Follow me on Twitter for my latest adventures!
During my usage of reddit, I have observed that many titles have "(Pic)" or "[Picture]", "(Video)", etc. after them. It means that the contents the link points to has a picture or video in it. Sometimes I want to have fun with my friends and go through all the pics or vids. Unfortunately reddit's search is broken and there is really no good way to see the best pics and videos voted on reddit in the past.
I decided to create reddit media site which will monitor reddit's front page, collect picture & video links, and build an archive of them over time.
In (read more about it on about this blog page) page I wrote about one of the methods I like to use when developing software (and this project requires writing a few tools quickly, more about them below). It is call "the hacker's approach". The hacker's approach method is basically writing software as fast as possible using everything available and not thinking much about the best development practices, and not worrying what others will think about your code. If you are a good programmer the code quality produced is just a bit worse than writing it carefully but the time saved is enormous.
I will release full source code of website with all the programs generating the website. Also I will blog how the tools work and what ideas I used.
Update: Done! The site is up at reddit media: intelligent fun online.

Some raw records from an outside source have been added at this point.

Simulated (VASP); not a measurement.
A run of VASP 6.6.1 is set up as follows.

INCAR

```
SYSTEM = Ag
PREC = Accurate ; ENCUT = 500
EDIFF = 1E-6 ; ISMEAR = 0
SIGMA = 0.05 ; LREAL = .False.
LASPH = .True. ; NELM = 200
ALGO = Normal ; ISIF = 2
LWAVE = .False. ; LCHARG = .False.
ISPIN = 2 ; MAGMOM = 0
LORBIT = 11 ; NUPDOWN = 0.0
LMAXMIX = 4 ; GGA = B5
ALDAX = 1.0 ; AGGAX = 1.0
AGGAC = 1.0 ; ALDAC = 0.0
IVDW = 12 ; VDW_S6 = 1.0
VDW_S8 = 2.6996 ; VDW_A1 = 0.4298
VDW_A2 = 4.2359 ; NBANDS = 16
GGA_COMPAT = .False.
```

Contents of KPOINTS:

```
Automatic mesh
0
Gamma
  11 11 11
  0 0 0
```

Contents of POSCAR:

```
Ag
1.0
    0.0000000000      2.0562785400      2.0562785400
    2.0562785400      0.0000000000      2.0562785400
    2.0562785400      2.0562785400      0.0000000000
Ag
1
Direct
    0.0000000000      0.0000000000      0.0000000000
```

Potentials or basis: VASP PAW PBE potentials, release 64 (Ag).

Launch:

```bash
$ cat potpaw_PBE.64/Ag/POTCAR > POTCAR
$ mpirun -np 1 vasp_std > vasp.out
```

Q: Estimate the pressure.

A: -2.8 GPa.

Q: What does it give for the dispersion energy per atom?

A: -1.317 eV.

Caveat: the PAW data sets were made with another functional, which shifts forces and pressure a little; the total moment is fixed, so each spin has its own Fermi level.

Reddit Media Website's Technical Design Sketch
I use DreamHost shared hosting to run this website. Overall it is great hosting company and I have been with them for more than a year now! Unfortunately since it is a shared hosting, sometimes the server gets overloaded and serving of dynamic pages can become slow (a few seconds to load).
I want the new website to be as fast as possible even when the server is a bit loaded. I do not want any dynamic parsing to be involved when accessing the website. Because of this I will go with generating static HTML pages.
A Perl script will run every 30 mins from crontab, get reddit.com website, extract titles and URLs. Another script will add the titles to the lightweight sqlite on-disk database in case I ever want to make the website dynamic. And the third script will use the entries in the database and generate HTML pages.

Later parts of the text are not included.